Creative Union: The Professional Organization of Soviet Composers, 1939-1953. By Kiril Tomoff. Ithaca: Cornell University Press, 2006. [xiv, 321 p. ISBN 0-801444-11-X. $57.50.] Tables, bibliographic notes, index.

Kiril Tomoff's Creative Union represents a milestone in the literature on the musical life of the Stalin-era Soviet Union by addressing for the first time the need for a comprehensive study of the Soviet Composers' Union. Tomoff embarks on a detailed examination of the workings and evolution of the Union from its inception in 1939 through the death of Stalin in 1953 that aims at a more nuanced and complete view of the Soviet musical world. This examination moves beyond the activities and struggles of individual composers to consider the composition and production of music in the Soviet Union as a profession. Creative unions served a central role in Soviet musical life, and in the case of music, they provided the forum for the creation and dissemination of a distinct musical culture.

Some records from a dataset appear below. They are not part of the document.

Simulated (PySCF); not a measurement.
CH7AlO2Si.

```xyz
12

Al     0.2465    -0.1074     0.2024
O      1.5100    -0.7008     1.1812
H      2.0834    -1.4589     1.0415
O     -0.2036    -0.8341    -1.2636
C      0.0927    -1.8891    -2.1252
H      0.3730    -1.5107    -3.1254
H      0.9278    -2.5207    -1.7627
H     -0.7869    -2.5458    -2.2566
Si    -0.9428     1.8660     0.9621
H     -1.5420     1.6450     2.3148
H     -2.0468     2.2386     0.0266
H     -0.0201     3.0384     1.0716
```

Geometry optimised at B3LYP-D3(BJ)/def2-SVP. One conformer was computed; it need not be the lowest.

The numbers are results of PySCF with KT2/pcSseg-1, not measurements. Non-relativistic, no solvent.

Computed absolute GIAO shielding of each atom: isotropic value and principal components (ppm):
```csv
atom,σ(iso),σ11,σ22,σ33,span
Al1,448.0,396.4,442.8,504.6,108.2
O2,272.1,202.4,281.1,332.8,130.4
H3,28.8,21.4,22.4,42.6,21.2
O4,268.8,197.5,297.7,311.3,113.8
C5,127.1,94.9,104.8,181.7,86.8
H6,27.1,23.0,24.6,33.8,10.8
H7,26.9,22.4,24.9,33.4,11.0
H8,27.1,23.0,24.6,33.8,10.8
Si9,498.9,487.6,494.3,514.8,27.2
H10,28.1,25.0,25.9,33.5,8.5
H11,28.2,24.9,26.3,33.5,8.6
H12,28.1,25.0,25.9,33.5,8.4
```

One of the key themes of Creative Union is how the Soviet Composers' Union brought together musical authorities and harnessed their expertise to control Soviet musical production. Tomoff argues that music's nonrepresentational nature made members of the Party elite more cautious when it came to issues of musical interpretation, and as such Soviet composers and musicologists often had a degree of maneuverability not shared by their colleagues in other artistic fields. Negotiating and benefiting from this degree of maneuverability--what Tomoff calls "agency"--became one of the hallmarks of the Composers' Union. This leads to one of the most provocative theses of Creative Union: "Agency and the ... argument that the Composers' Union is best understood as a professional organization suggest the emergence in the Soviet Union of a profoundly modern social category, the professional, in a field--music--that would be unexpected in more typically studied Anglo-American and continental European contexts" (p. 3). Throughout the pages of his study, Tomoff convincingly shows how the existence of such an organization and the agency it possessed not only defined the character of Soviet music, but furthermore controlled and distributed financial resources, monitored professionalism among its members, and imposed a hierarchical system of privilege for musicians.

Creative Union is divided into three parts. The first presents a detailed history of the birth and evolution of the Composers' Union up through the end of World War II. The creation of the Union was born of the need to produce ideologically sound music that would be accessible to a wide audience, but Tomoff shows how the organization additionally served to merge the creation and interpretation of music under the auspices of one institution as well as provide a vehicle for the ideological education of musicians. What emerged in the late 1930s as the All-USSR Union of Soviet Composers represented much more than a trade union, but an institution defined by the expertise embodied in its members, providing a forum for composition and musical analysis, the central activities of its members. Part 1 furthermore considers the ways in which the Composers' Union helped guide composers in support of the war effort through the composition of highly successful songs and symphonies. By ensuring that Soviet music flourished during the devastating war years, the members of the Composers' Union earned great respect and prestige, as well as a place in the Soviet cultural elite.

Part 2 of the study considers the postwar years, including a fascinating revisionist look at the infamous 1948 attack on music. Tomoff shows that the attack, which eventually claimed Prokofiev, Shostakovich, and others as its victims, was not a logical outcome of the post-war political tightening in the cultural sphere, but rather an intervention that resulted somewhat unexpectedly from the criticism of a single, costly, and unsuccessful opera. While the majority of scholarship has emphasized the effect on the careers of the denounced composers, Tomoff's view is much broader, showing that the Central Committee's and Stalin's personal intervention was motivated by financial concerns as much as strictly musical matters. The attack, furthermore, was at least in part welcomed by composers and musicologists who were grappling with internal ...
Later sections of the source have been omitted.